Entity Search

The Problem

In a traditional inverted index, we see a mapping from keywords to documents which enables searching a corpus be it the web, email, or a research database. Oftentimes, particularly while using a web search engine, users are not looking for a webpage - they are looking for information inside the webpages. This means that question answering is a very important topic in information retrieval, and is beginning to spawn new technologies like Google’s Knowledge Graph.

An important subset of question answering is when users desire entities as search results. Generally speaking an entity is a noun, and some of the most common entity classes are “person”, “location”, and “organization”. The concept of entities as search results or as search inputs, an “entity search,” is not easily supported by a traditional inverted index from keywords to documents. Using such an inverted index would require scanning result document contents and aggregating at search time, which is roundabout and expensive.

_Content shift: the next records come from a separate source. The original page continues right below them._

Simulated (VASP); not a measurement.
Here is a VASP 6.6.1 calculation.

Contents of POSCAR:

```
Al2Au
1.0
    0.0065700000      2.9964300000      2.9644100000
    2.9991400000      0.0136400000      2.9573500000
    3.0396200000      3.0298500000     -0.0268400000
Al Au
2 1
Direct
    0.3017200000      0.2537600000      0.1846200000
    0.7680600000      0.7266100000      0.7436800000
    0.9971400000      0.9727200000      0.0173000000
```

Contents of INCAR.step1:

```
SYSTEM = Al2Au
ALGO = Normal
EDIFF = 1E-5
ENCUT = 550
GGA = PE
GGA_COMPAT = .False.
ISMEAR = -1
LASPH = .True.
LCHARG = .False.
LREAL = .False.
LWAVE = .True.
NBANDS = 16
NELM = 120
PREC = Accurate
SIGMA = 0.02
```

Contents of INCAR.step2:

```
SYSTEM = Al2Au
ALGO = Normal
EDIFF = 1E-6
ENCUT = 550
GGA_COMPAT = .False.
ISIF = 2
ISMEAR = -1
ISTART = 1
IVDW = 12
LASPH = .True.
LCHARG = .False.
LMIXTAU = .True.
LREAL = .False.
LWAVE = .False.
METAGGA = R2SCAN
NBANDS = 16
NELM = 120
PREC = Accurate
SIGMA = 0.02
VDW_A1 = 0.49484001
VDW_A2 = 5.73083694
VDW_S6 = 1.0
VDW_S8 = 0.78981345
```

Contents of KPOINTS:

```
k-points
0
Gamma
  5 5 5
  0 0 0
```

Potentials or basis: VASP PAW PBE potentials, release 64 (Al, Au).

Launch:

A far more natural implementation of an entity search would be an inverted index which can map from both terms and entities, to both documents and entities. This approach requires that Named Entity Recognition (NER), and some level of aggregation, be completed at indexing time. While this makes query time more efficient, it poses some challenges.

Named Entity Recognition

One challenge of building an entity-aware system is the task of Named Entity Recognition (NER). NER has been well studied, and there are a number of open source implementations using a variety of approaches. There are broadly three categories of NER: probabilistic, gazetteer, and rule-based.

Probabilistic approaches rely on machine learning techniques to identify features in text which signal the existence of an entity. This often goes hand in hand with Part of Speech (POS) tagging, which is also a well studied problem. Using a probabilistic approach to NER requires a model is trained on an annotated training set, which can be tedious to produce.

Gazetteer approaches rely on a dictionary of known entities and some form of string matching to identify where any of these entities exist in text. Exact string matching tends to produce low recall in most scenarios, so there exist a number of approximate string matching techniques in the literature for gazetteer NER. Though gazetteer NER can be quite powerful, a complete and accurate dictionary of known entities can be difficult to produce.

Rule-based approaches are quite similar to probabilistic approaches in that they rely on contextual features to identify entities. The difference is that these features are not learned, they are specified by the user. Though this can work very well in some cases, it generally requires deep domain knowledge and can be prohibitively tedious.

There are hybrid systems in existence. Stanford’s Conditional Random Field NER classifier has the option of including a gazette during training of the probabilistic model. This gazette is used as additional features for training the model, and does not guarantee that an exact string match in the gazette will result in the associated entity tag. This is a very interesting concept, as it may help to mitigate the need for a complete gazette, though its required labeled training data may present an issue for a large number of entity types.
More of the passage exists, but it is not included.